This second installment of our series on growth themes is particularly timely. On August 2nd, Time Warner Cable (TWC) stopped airing CBS and its various networks, including Showtime, in three major metropolitan markets including Los Angeles, New York, and Dallas. While the details of the dispute are somewhat technical and still not resolved, at issue is the value of the content that CBS produces. Redwood believes that CBS has the upper hand as content is more valuable than distribution. We believe that viewers are more concerned about watching the NFL, March Madness or Homeland than the provider of the content. As a result, the value of quality media content will continue to rise, driven by scarcity of supply, new competitive business models in distribution, and burgeoning international interest in American entertainment.
Retransmission and Reverse Compensation
Retransmission fees are paid by cable operators to broadcast networks for the right to carry their channels. Reverse compensation is paid by the operators of television stations to their affiliated broadcast networks for the right to affiliate with the broadcaster, and to carry their primetime content. According to SNL Kagan, total retransmission and reverse compensation for CBS, NBC, Fox, and ABC is expected to reach $1.3B in 2015, from just $23M in 2010, which represents a 224% compound annual growth rate. These are high-margin revenue dollars given the lack of incremental costs associated with the payments. The size of this revenue opportunity highlights the value that content creators bring to the media ecosystem.
Subscription Video on Demand (SVOD)
SVOD providers, such as Netflix, Amazon Prime and Hulu, have built large memberships and command significant viewing minutes. In fact, Netflix accounts for a staggering 32% of nightly internet traffic in the U.S. SVOD providers have emerged as primary new buyers of shows and movies from content owners and creators. For example, CBS recently signed a deal with Amazon’s Prime service to air episodes of their new drama “Under the Dome” shortly after the episode airs live on their broadcast network. Deals like these are a new revenue stream for content creators, who historically gave their content to cable operators in exchange for a share of the advertising revenue that their shows generated. Prior to the emergence of SVOD providers, old shows were either sold in syndication to a cable network or left to gather dust on a library shelf. Today, CBS and others have sold streaming rights to much of their content libraries to new SVOD providers, generating new, high-margin dollars of revenue.
The international appetite for U.S. content has also inflected positively. Companies like Discovery Communications, which owns 162 stations globally including the Discovery Channel, TLC, Investigation Discovery, and the Military Channel, as well as a partial stake in OWN (the Oprah Winfrey Network), have built significant subscriber bases abroad. Discovery claims to reach more than two billion subscribers in 223 countries and territories. International markets benefit from less mature pay-TV industries, relative under-investment by advertisers in TV advertising, and secular growth in the number of subscribers as emerging middle classes drive TV purchases and cable subscribers. This outsized international growth is reflected in Discovery’s 2012 currency-neutral international growth rates: advertising was up 18%, distribution fees grew 15%, and viewership expanded 25%. International demand for U.S. content has also led to an explosion in the number of movie theatres and in ticket sales, especially in countries like Russia and China.

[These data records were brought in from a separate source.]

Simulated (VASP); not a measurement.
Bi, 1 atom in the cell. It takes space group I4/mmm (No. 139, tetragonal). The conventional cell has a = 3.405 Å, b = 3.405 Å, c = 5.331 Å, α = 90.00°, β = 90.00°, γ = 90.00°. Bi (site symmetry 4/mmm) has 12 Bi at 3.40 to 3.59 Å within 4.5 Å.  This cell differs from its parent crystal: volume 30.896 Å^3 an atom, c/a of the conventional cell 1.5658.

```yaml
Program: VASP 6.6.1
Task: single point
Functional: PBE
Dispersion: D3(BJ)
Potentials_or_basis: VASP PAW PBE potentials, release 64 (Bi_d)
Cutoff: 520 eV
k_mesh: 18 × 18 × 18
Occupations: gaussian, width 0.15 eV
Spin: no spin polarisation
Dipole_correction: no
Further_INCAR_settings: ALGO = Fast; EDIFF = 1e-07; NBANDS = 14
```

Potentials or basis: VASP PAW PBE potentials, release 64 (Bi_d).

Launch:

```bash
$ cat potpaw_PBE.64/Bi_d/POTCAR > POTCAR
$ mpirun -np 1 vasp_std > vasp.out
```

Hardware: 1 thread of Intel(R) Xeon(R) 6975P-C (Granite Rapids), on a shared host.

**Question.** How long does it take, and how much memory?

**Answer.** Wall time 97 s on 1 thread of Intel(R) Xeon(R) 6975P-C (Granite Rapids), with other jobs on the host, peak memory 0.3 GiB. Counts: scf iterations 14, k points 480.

While TWC and CBS are likely to continue their standoff for several days or weeks, the opportunity for content owners to capitalize on these industry trends by monetizing their assets more effectively is significant, and in the early stages. Continued innovation in technologies and business models will make Media a dynamic industry for years to come.
Disclosure: Some Redwood clients own the following companies, CBS, LGF, DISCA, and CMCSA (NBC) as of 8/30/2013. No Redwood clients own any of the following companies, DIS (ABC), FOXA (FOX), TWC, AMZN, and NFLX as of 8/30/2013.